For simplicity, let’s define MTBF as the average time between failures. It’s either based on historical data or estimated by vendors and is used as a benchmark for reliability. Organizations trending MTBF over time can readily see devices that are failing above average and take appropriate action.
Where MTBF breaks down is when management puts too much faith in unproven MTBF estimates and uses them to justify inordinately massive amounts of capital investment on complex systems. This may seem to be a bold statement and therefore requires some explanation.
If we assume that there are 8,760 hours per year (365 days x 24 hours per day) then we can divide MTBF claims from vendors and look at how long the system will run in years. If we buy a system, or component, with a rating of 30,000 MTBF, then we might assume that on average, the system would run 3.42 years without a failure. Granted, there are always statistical variations around the average, but 3.42 years doesn’t seem bad at all, does it?

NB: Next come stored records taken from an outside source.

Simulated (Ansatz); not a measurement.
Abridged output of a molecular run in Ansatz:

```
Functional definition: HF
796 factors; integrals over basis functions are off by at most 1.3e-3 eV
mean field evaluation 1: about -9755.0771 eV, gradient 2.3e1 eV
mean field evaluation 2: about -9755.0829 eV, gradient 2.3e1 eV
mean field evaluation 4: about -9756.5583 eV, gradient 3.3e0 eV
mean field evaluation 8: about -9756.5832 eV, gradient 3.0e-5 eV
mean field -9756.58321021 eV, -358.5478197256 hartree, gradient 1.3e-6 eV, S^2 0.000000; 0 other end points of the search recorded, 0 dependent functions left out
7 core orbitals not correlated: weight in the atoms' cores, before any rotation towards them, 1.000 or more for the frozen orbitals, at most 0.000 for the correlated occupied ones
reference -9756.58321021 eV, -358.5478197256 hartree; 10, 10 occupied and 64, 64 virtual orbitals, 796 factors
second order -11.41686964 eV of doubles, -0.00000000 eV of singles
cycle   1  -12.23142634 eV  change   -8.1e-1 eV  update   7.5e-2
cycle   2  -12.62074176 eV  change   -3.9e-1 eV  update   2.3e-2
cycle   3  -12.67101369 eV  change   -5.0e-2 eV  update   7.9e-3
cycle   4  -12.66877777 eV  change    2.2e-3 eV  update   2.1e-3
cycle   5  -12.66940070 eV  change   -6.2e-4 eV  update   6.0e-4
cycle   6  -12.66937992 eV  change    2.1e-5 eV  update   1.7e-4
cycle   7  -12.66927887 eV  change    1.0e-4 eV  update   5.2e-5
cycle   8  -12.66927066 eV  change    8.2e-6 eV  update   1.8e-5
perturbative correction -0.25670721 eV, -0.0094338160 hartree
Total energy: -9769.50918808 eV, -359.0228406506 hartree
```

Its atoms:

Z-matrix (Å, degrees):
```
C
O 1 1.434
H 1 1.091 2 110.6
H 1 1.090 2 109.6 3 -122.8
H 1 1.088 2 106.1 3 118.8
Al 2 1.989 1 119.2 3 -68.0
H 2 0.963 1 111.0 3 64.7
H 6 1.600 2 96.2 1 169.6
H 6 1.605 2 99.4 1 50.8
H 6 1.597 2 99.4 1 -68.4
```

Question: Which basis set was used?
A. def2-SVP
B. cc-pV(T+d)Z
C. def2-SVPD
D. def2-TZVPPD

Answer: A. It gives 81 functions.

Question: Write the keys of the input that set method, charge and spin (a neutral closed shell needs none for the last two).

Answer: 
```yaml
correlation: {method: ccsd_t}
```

There’s a problem with this rationale, however, especially when applied to complex systems. First, as previously mentioned, it is both an estimate and an average. You run the risk of being one of the seemingly statistical anomalies with a far higher frequency of failure that gets smoothed out by the averaging! The reason could simply be that the MTBF estimate was subjected to different environmental factors such as heat and power.
Second, fault-tolerance costs accelerate very rapidly as higher and higher MTBF levels are sought. Third and perhaps the most important, fault-tolerant systems (hardware, software, documentation and processes) in general become increasingly complex as the level of fault tolerance increases. Fault-tolerant systems typically are more complex than non-fault-tolerant systems. This increased level of complexity, in and of itself, creates fertile ground for disasters.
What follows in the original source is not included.